Adobe Systems' decision this month to halt development of its browser-based Flash Player application runtime for mobile devices, and instead shift its focus to native apps and the HTML5 web standard, was almost inevitable. However, the timing and handling of the decision was what was truly baffling, since it seemed clear for some time that HTML5 would win the day.
"Over the past two years, we've delivered Flash Player for mobile browsers and brought the full expressiveness of the web to many mobile devices," wrote Adobe Interactive Development vice president and general manager Danny Winokur on the Adobe Featured Blog. "However, HTML5 is now universally supported on major mobile devices, in some cases exclusively. This makes HTML5 the best solution for creating and deploying content in the browser across mobile platforms."
That sentiment was also confirmed by Mike Chambers, Adobe's chief of developer relations, who wrote on his personal blog about the decision. He explained that the ubiquity of HTML5, the fact that users were take advantage of apps and the difficulties of working with multiple handset and platform vendors meant that Flash development on mobile was not long for this world.
However, all of that should have been more apparent to Adobe. The fact that Adobe pulled the plug on Flash just weeks after unveiling Flash Player 11 and AIR 3 is galling. Adobe promised publishers the tools to deliver console-quality 2D and 3D gaming experiences to mobile platforms including Google's (NASDAQ:GOOG) Android, Apple's (NASDAQ:AAPL) iOS (via the AIR runtime) and Research In Motion's (NASDAQ:RIMM) BlackBerry Tablet OS as well as the desktop and connected TVs. All of that promise and the hope for future Flash development went out the window.
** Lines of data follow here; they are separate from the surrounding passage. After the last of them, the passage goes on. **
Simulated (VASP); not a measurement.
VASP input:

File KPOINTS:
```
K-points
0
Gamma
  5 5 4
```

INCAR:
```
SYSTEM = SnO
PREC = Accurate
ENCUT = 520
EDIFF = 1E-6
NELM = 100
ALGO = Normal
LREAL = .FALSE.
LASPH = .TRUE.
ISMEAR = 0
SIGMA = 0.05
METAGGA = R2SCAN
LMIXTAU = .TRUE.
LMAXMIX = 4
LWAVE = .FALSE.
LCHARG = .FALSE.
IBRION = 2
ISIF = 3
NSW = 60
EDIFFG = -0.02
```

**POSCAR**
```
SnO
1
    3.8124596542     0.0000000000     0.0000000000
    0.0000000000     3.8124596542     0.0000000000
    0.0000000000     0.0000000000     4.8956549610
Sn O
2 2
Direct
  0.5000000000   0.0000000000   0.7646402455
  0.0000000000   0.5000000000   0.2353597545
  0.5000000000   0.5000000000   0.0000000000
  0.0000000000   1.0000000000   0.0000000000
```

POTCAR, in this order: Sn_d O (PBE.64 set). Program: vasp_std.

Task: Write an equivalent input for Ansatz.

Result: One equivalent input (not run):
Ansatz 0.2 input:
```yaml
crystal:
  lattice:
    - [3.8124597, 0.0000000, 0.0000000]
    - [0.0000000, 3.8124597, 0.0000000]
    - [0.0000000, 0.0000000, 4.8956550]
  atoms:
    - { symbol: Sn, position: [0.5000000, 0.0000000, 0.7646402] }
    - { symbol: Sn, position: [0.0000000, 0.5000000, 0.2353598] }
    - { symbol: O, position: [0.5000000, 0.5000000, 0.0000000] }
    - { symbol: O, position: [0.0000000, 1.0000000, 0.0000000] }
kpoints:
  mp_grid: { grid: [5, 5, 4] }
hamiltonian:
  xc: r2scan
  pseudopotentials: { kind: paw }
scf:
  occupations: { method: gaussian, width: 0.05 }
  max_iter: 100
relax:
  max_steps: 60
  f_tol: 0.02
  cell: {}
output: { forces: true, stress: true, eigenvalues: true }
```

In some sense though, the deathwatch for Flash on mobile officially began in April 2010, when Apple rewrote its iPhone developer agreement to mandate that all applications must be written to run directly on the iOS platform. Apple, Google and others had been heavily investing in HTML5, so while the decision to kill Flash for mobile was a result of a different technology winning out, Adobe's timing was awful.